The Slow Burn of Panda 4.2
Google began rolling out the latest Panda update in mid-July and will continue to do so over the next few months. This gradual process has meant that the rankings volatility that occurred with previous algorithm updates has not been present this time, and SEO companies and forums have been the first to report fluctuations.
What to expect and who will be affected
Panda 4.2 will only impact 2-3% of search queries, which is lower than the previous updates. This will still affect millions of searches, however, approximately 1 in 50 out of the billions conducted every month. Due to the slow implementation, it is difficult to assess the winners and losers of Panda 4.2 yet. As ever, Google is pretty cagey on what the update will mean for sites, but it has reported that the initial effects will be seen on small to medium sized sites, with those of high-quality climbing the SERP rankings. For the businesses involved a rankings drop can have a huge effect on revenue, which means that webmasters need to be on top of their website’s content and analytics.
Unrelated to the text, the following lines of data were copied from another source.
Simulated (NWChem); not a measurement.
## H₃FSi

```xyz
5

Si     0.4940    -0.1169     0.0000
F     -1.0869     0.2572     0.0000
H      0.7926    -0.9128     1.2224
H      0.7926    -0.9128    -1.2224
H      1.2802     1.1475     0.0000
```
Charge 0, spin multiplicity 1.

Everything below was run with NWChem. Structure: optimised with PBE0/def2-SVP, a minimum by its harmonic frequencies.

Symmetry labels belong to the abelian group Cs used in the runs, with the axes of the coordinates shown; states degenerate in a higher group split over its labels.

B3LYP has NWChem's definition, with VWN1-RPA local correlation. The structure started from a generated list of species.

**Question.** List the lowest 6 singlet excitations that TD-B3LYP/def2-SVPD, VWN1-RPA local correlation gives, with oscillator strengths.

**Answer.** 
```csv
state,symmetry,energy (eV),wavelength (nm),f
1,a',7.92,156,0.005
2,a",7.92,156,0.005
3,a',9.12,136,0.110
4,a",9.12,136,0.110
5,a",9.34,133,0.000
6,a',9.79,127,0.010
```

Quality content is a vague concept and to understand what it means requires revisiting the original aim of Panda. It was designed to punish content farms and scraped content, keyword stuffing, websites consisting mainly of advertising, broken websites, and even ones deemed “ugly”. Sites may not see the full results of Panda 4.2 for several months and if the traffic begins to drop significantly, chances are the site has been Pandarised for one or more of the above reasons.
This algorithm refresh also enables sites that were hit with the previous 4.1 update to climb back up the rankings if they have made the right changes to their site. The speed of the roll out means that the organic rankings won’t bounce back immediately, but there will be a gradual improvements over the coming months. If a site falls foul of 4.2 though there is nothing much that can be done until the next update is released. However, this doesn’t mean a penalised site can simply wait, as there is no telling when the next refresh will be implemented.
What it means for future updates
The speed of the roll out is geared towards Google’s aim of creating an algorithm that doesn’t rely on periodic updates. Instead, Panda will be constantly shifting, making it more difficult to pinpoint the times and dates, and the exact nature of changes in the system. To give a website the best chance of ranking consistently, it will need to maintain pages of unique, high-quality content, as well as continue to create new content to remain dynamic and authoritative.